Pleasure and spirituality
- Dharma: Virtuous living.
- Artha: Material prosperity.
- Kama: Desire
- Moksha: Liberation.
Dharma, Artha and Kama are aims of everyday life, while Moksha is release from the cycle of death and rebirth. The Kama Sutra (Burton translation) says:
Dharma is better than Artha, and Artha is better than Kama. But Artha should always be first practised by the king for the livelihood of men is to be obtained from it only. Again, Kama being the occupation of public women, they should prefer it to the other two, and these are exceptions to the general rule.

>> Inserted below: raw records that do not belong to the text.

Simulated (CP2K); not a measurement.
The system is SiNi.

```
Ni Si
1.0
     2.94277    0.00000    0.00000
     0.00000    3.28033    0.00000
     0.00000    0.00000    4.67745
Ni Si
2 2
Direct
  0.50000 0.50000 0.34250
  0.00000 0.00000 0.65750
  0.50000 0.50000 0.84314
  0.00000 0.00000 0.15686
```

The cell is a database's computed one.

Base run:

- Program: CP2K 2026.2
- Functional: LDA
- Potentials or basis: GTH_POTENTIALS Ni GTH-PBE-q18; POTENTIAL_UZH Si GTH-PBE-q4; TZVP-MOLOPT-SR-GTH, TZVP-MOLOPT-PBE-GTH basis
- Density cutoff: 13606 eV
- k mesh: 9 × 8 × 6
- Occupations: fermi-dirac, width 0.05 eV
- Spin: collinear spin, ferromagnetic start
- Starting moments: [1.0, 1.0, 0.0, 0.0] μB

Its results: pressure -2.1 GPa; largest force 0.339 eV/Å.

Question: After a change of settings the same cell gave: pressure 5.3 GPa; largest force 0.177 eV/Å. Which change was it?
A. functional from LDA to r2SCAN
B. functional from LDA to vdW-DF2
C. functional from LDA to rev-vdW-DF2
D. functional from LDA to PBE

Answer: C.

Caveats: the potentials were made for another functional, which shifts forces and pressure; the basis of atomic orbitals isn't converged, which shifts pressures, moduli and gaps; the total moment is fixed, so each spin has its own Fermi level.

—Kama Sutra 1.2.14 Of the first three, virtue is the highest goal, a secure life the second and pleasure the least important. When motives conflict, the higher ideal is to be followed. Thus, in making money virtue must not be compromised, but earning a living should take precedence over pleasure, but there are exceptions.
In childhood, Vātsyāyana says, a person should learn how to make a living; youth is the time for pleasure, and as years pass one should concentrate on living virtuously and hope to escape the cycle of rebirth. The Kama Sutra acknowledges that the senses can be dangerous: 'Just as a horse in full gallop, blinded by the energy of his own speed, pays no attention to any post or hole or ditch on the path, so two lovers, blinded by passion, in the friction of sexual battle, are caught up in their fierce energy and pay no attention to danger'(2.7.33).
Also the Buddha preached a Kama Sutra, which is located in the Atthakavagga (sutra number 1). This Kama Sutra, however, is of a very different nature as it warns against the dangers that come with the search for pleasures of the senses.
Many in the Western world wrongly consider the Kama Sutra to be a manual for tantric sex. While sexual practices do exist within the very wide tradition of Hindu Tantra, the Kama Sutra is not a Tantric text, and does not touch upon any of the sexual rites associated with some forms of Tantric practice.